Instructor:
James Casaletto
Senior Solutions Architect
MapR Technologies

Workshop

Monday, June 20, 2016 in Chicago
Full-day: 9:00am - 4:30pm

Room: Salon A2

Hadoop for Predictive Analytics:
Hands-On Lab

Intended Audience:

Analysts, data engineers, and data scientists who build predictive models and wish to explore using Hadoop for the same.

Why Predictive Analytics Needs Hadoop

Standard predictive analytics platforms need to catch up. As data grows bigger, faster, more varied—and more widely distributed—storing, transforming, and analyzing it doesn’t scale using traditional tools. Instead, today’s best practice is to maintain and even process data in its distributed form rather than centralizing it. Apache Hadoop provides a powerful platform and mature ecosystem with which to both manage and analyze distributed data.

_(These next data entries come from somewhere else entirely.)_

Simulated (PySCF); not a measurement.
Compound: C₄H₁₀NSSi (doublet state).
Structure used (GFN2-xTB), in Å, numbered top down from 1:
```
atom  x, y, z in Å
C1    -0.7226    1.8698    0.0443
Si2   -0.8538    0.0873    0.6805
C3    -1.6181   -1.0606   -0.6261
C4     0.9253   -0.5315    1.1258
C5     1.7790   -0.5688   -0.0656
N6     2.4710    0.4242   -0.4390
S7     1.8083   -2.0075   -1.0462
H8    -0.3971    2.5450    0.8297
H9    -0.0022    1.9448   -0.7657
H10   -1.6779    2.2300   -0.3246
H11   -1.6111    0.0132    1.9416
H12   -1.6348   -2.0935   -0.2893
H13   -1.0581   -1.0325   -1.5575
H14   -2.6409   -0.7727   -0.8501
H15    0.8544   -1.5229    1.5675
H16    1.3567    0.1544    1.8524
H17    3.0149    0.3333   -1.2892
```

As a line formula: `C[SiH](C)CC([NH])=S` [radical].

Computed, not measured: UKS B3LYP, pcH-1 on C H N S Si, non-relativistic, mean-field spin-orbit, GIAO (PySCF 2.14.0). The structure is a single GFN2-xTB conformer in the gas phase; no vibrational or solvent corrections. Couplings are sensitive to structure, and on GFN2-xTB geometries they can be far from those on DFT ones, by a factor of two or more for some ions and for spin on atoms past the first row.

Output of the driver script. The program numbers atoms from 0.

Predictive analytics projects can and must accommodate these challenges, i.e., the classic "3 V's" of big data–volume, variety, and velocity—as well as its distributed nature. In this hands-on workshop, leading Hadoop educator and technology leader James Casaletto will show you how to:

Predict with Hadoop. Create predictive models over enterprise-scale big data using the modeling libraries built into the standard, open-source Hadoop ecosystem.

Model both batch and streaming data. Implement predictive modeling using both batch and streaming data and gain insights in near real time.

Model in a distributed fashion. Accommodate predictive modeling projects to the distributed nature of data in order to benefit from parallel computation, while also averting the often unneeded and prohibitively inefficient process of merging and centralizing widely distributed sources of data.

Do it yourself. Gain the power to extract signals from big data on your own, without relying on data engineers and Hadoop specialists for each and every request.

This training program answers these questions:

What are the particular challenges of big data for predictive analytics?
When does Hadoop provide the greatest value?
How can streaming data be processed in Hadoop?
How does one build predictive models with Apache Spark?

Hands-on lab (afternoon session):

Access to an enterprise-scale Hadoop cluster running in the cloud
Access to real data sets, working code, and hands-on exercises in Python
Option to install a pre-configured, 1-node Hadoop cluster on your laptop

Schedule

Workshop program starts at 9:00am
Morning Coffee Break at 10:30 - 11:00am
Lunch provided at 12:30 - 1:15pm
Afternoon Coffee Break at 2:30 - 3:00pm
End of the Workshop: 4:30pm

Instructor

James Casaletto, Senior Solutions Architect, MapR Technologies

James Casaletto is a senior solutions architect at MapR Technologies where he designs, implements, and deploys complete solution frameworks for big data. He has written and delivered courses on MapReduce programming, data engineering, and data science on Hadoop. Today, he is also teaching a graduate course in these topics for the computer science department at San Jose State University.